BY: Frank H. Patton, Assistant Attorney General

TO: Mrs. G. D. Reed, Acting Education Budget Auditor, Santa Fe, New Mexico.

{*49} This letter is in reply to the following questions submitted by you under date of March 3, 1931.

1. Can a school district borrow money for the purpose of paying interest on bonds of the district validly issued when the Board of County Commissioners has failed to levy a tax for that purpose as provided in Section 120-718 of the 1929 code?

2. Can another school district loan money to said district for such purpose out of available moneys in its sinking fund?

In answering the first question reference may be had to the following:

"A school district has no power to borrow money for school purposes unless expressly authorized to do so by statute, or unless such power is necessarily implied from some other power granted or duty imposed." 30 Cyc. 976.

In Clarke vs. School District No. 7, 3 R. I. 199 it was held that a school district may bind itself by a negotiable promissory note or bill of exchange for any debt contracted in the course of its legitimate business, for any expenses incurred in any matter or thing which it is authorized to do, and the provisions of the school act, giving the school district power to raise money by taxation, cannot be construed to forbid borrowing of money for a legitimate purpose. The Court also said:

"It is not of absolute necessity that a corporation should give its promissory note for such debt even to the original creditor; but it is easy to see that by doing so it postpones payment and obtains an extended credit. The law, however, permits it as a matter convenient to the corporation as it is to every other person because the corporation is not thereby carrying on a business foreign to the purpose of its creation. These objects are pursued notwithstanding and none others. It does not alter the amount of indebtedness nor is the ultimate purpose different."

To the same effect is Sheffield School Township vs. Andress 56 Ind. 157.

In view of these authorities, were it not for Section 33-4241 of the 1929 Code, I would be inclined to the opinion that school boards could borrow money for the purpose mentioned in question 1. However, the language employed in this Section is very broad and sweeping. This Section states that it shall be unlawful for a board of school directors "for any purpose whatsoever to become indebted or contract any debts of any kind or nature whatsoever during any current year, at the end of such current year, is not and cannot then be paid out of the money actually collected and belonging to that current year."

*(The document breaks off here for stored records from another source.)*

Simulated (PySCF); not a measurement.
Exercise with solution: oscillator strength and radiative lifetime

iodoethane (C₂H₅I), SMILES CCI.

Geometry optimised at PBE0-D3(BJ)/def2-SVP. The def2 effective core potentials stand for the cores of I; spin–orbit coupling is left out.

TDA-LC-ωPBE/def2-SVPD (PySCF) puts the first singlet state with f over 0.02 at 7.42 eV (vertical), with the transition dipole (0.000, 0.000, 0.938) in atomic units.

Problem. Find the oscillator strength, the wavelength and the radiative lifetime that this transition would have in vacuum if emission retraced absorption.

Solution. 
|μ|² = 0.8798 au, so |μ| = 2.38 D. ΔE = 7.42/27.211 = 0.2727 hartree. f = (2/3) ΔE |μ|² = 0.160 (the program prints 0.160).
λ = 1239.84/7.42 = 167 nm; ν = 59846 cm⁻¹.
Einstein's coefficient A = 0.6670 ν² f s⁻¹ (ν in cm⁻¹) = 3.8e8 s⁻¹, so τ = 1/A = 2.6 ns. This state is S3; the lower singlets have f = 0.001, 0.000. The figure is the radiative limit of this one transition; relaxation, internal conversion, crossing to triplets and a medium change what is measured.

The question arising in my mind is whether or not by borrowing money to pay interest coupons on bonds legally issued the school board becomes indebted or contracts a debt, within the meaning of this Section. It is true that by so doing they merely change the form of an existing debt and transfer the obligation to another party, but they also obligate themselves to pay interest on the amount of the interest coupons, which interest they might otherwise not be required to pay. Therefore, it is my opinion, that, under a strict and literal interpretation of Section 33-4241, the board of school directors in such a case as stated in your question, could not legally borrow money.

It seems to me that the party most vitally interested in a case of this kind is the one who proposes to loan the money, and if the school board should not have power to borrow the money such a party might have difficulty in collecting his loan. No doubt he would consult his own attorney and be fully advised before making such a loan.

{*50} Your second question, in my opinion, should be answered NO. Money deposited as a sinking fund for the payment of bonds is not available for use for any other purpose. Opn. Atty. Gen. No. 2618 (1920).